Published 4-Jun-1989 in the Denver Post
Copyright ©1989 by Ed Quillen. All rights reserved.

As usual, the news from Washington was confusing. All these congressmen who had spent years climbing to leadership positions were suddenly dropping like Alaskan wildlife. There was gossip that they were all suffering from another attack of governmental ethics, but I like to be sure about these things.

So I called my customary inside source, Ananias Ziegler, media relations coordinator at the Committee that Really Runs America.

Don't worry, he assured me. This will soon blow over, and we'll be back to business as usual.
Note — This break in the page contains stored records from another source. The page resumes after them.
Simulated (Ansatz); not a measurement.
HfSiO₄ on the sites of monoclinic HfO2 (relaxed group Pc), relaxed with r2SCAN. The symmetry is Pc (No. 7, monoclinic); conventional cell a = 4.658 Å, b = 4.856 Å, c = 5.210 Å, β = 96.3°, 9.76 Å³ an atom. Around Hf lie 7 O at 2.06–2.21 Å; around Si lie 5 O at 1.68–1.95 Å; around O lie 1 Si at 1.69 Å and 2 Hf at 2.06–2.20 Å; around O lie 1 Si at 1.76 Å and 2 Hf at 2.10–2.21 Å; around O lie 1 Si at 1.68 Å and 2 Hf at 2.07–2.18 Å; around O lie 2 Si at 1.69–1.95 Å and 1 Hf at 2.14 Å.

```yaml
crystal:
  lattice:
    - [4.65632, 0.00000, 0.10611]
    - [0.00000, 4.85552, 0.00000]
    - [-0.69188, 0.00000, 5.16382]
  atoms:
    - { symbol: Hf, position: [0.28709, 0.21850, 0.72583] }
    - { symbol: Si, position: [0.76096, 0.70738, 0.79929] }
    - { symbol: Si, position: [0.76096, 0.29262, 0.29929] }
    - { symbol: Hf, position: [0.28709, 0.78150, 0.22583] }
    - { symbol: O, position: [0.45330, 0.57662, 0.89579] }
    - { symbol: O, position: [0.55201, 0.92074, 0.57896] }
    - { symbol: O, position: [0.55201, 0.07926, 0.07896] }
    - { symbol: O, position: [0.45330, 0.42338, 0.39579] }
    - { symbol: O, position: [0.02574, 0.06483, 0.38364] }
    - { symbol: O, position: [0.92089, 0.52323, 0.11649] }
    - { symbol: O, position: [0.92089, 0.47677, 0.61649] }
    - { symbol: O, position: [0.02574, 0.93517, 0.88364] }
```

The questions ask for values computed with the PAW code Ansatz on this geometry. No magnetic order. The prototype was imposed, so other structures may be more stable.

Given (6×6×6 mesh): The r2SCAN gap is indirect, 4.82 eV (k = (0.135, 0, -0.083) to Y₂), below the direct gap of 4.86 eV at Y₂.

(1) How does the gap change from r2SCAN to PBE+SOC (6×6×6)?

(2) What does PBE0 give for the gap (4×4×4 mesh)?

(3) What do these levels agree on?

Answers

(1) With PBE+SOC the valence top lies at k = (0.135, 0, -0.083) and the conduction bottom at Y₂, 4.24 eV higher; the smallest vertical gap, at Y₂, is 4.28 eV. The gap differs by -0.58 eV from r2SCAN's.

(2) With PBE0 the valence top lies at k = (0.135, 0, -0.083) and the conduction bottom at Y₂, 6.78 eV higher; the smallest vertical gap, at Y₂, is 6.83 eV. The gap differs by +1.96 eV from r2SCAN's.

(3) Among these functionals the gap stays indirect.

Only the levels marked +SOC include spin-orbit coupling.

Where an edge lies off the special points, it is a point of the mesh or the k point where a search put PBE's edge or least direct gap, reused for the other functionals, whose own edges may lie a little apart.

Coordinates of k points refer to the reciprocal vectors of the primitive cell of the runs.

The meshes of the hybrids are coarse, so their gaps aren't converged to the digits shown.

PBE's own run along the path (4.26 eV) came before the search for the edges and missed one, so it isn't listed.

How can you say that? I protested. This is the first time in history that the speaker of the house of representatives has resigned in disgrace. The number three man there, Tony Coelho, steps down too. And by the way, what's a Majority Whip? Is this really some kind of kinky leather cult scandal and we outsiders are hearing only part of it?

Ziegler explained that Whip is an honored position in Washington. He went on to mention a 3,142-page study that the Committee had recently commissioned: Envisioning an Ethical America.

I bet the vision was wonderful, I interjected. We would have senators and representatives who devote sincere reflection and spirited debate to the major issues before the nation, instead of devoting themselves to parochial concerns and their own reelection campaigns. They would vote as their consciences directed, rather than by totaling their honoria ledgers. Campaigns would be devoted to thoughtful explanations of philosophical differences, rather than grabbing for 20-second sound bites.

There was more in my vision of an ethical America, but Ziegler cut me short.

Whatever it is that gives you visions like that, Quillen, you'd better quit smoking the stuff.

But isn't that the kind of political system we'd have if our society were ethical?

Ziegler agreed to that. Well, certainly. It's the kind of government that Thomas Jefferson and James Madison believed they had created. But our study discovered that there's a big problem with that.

What problem?

Would the National Association of Broadcasters put up with campaigns that went to the people and discussed issues, instead of campaigns that relied on expensive television time? Would you print types want to talk to a congressman who wouldn't feed you dirt on his opponents, in exchange for fairer treatment than he deserves?

I started to see what he was talking about as he continued.

Does Colorado want a congressional delegation that lets the Environmental Protection Agency protect the environment? Or does Colorado want one that will pull every imaginable string to resurrect Two Forks? Does your city want somebody concerned about justice in Nicaragua, or somebody that will hustle a grant for your sewer plant? Does anybody really want a consistent, fair tax system? We found lots of people who said they did, but further probing revealed that they wanted other people to pay consistent, fair taxes, while they took advantages of breaks that were written into the law just for them.

I couldn't think of a good argument against his case.

What our study discovered, Ziegler summarized, is that nobody really wants an ethical government. Every American wants a government that will do favors for him.

And the Americans who can afford it will arrange to buy those favors, I sadly agreed.

Precisely, Ziegler concluded. That's why all this will blow over. Mark Twain once observed that There is no distinctly native American criminal class except Congress. That was 92 years ago. If people really wanted that to change, it would have happened by now. And it hasn't.